Maxima in Perl?
Thanks for your feedback and question. I've consolidated my answers to this question and the question on "Solving the resulting translation" in the section below on "Solving the resulting translation." --2Powers (talk) 08:04, 18 May 2013 (UTC)
Where is the AI?
For me AI implies an algorithm which learns. At its sipmlest it could try to answer the question asked; ask if the answer is right or wrong; if wrong ask for more information which might help it do better; try again; repeat until it gets the answer right.--Nigel Galloway (talk) 12:32, 17 May 2013 (UTC)
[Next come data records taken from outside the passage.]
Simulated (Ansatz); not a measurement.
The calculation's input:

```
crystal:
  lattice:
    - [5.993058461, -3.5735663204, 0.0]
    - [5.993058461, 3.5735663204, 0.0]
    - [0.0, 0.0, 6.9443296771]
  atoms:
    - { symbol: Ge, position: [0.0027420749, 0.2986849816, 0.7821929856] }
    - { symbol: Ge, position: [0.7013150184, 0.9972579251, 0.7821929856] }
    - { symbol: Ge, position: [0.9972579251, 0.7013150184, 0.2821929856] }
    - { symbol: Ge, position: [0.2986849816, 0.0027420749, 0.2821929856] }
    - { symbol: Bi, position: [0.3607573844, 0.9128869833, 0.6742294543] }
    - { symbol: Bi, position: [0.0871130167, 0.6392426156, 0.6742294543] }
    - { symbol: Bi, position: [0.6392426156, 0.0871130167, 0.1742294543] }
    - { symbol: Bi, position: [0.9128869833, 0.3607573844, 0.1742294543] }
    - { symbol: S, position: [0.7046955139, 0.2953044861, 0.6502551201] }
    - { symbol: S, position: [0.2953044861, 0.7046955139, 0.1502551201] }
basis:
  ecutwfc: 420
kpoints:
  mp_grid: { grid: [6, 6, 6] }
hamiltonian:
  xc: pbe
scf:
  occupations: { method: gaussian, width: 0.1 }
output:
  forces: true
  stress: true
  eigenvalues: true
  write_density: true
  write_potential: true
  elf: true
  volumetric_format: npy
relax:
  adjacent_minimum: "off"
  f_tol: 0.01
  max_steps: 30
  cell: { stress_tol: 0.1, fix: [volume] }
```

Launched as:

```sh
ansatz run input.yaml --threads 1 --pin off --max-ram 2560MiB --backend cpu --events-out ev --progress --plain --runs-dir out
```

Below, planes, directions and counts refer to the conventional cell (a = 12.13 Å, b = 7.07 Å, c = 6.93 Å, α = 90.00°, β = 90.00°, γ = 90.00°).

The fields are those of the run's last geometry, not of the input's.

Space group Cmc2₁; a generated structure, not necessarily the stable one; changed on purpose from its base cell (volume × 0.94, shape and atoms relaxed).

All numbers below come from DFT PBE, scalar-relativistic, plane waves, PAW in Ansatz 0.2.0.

"Where is the AI?": AI does not necessitate an algorithm which learns. Russell and Norvig define AI as the study and design of intelligent agents, which are in turn defined as systems that perceive their environment and take actions to modify their environment to achieve a goal--a thermostat is an example of an intelligent agent--one that doesn't learn. What you are are describing is called "machine learning" which is only one branch of AI. Daniel Bobrow's original STUDENT implementation had the ability to query the user if it could not identify enough information to solve the problem, and it could accept new rules from the user at runtime. But it was incapable of formulating new rules itself. Whether or not this qualifies as "machine learning" is debatable. But either way, STUDENT is still an AI system. Norvig's implementation of STUDENT in PAIP does not have the ability to query the user; if it were run at the Lisp REPL, a Lisp programmer could dynamically add new rules. This, however isn't essential to the task. Personally, I would classify this AI system as an example of "machine translation"--one of the major tasks of natural language processing (NLP). Specifically, it calls for translating a specialized English vocabulary (i.e., "coin problems") to another specialized vocabulary (i.e., a system of mathematical equations). --2Powers (talk) 08:04, 18 May 2013 (UTC)
What is the grammar?
This program doesn't learn, it is required to translate an english like sentence into algebraic equations. The synatax for this english like sentence is described only by a large number of regular expressions in the Perl implementation, and perhaps in a book which everyone may not have access to. Should we not specify that grammar fully in the task description. The task, as it stands, could be solved just by wrapping all these regular expressions in the language of your choice, which seems a little mindless.--Nigel Galloway (talk) 12:32, 17 May 2013 (UTC)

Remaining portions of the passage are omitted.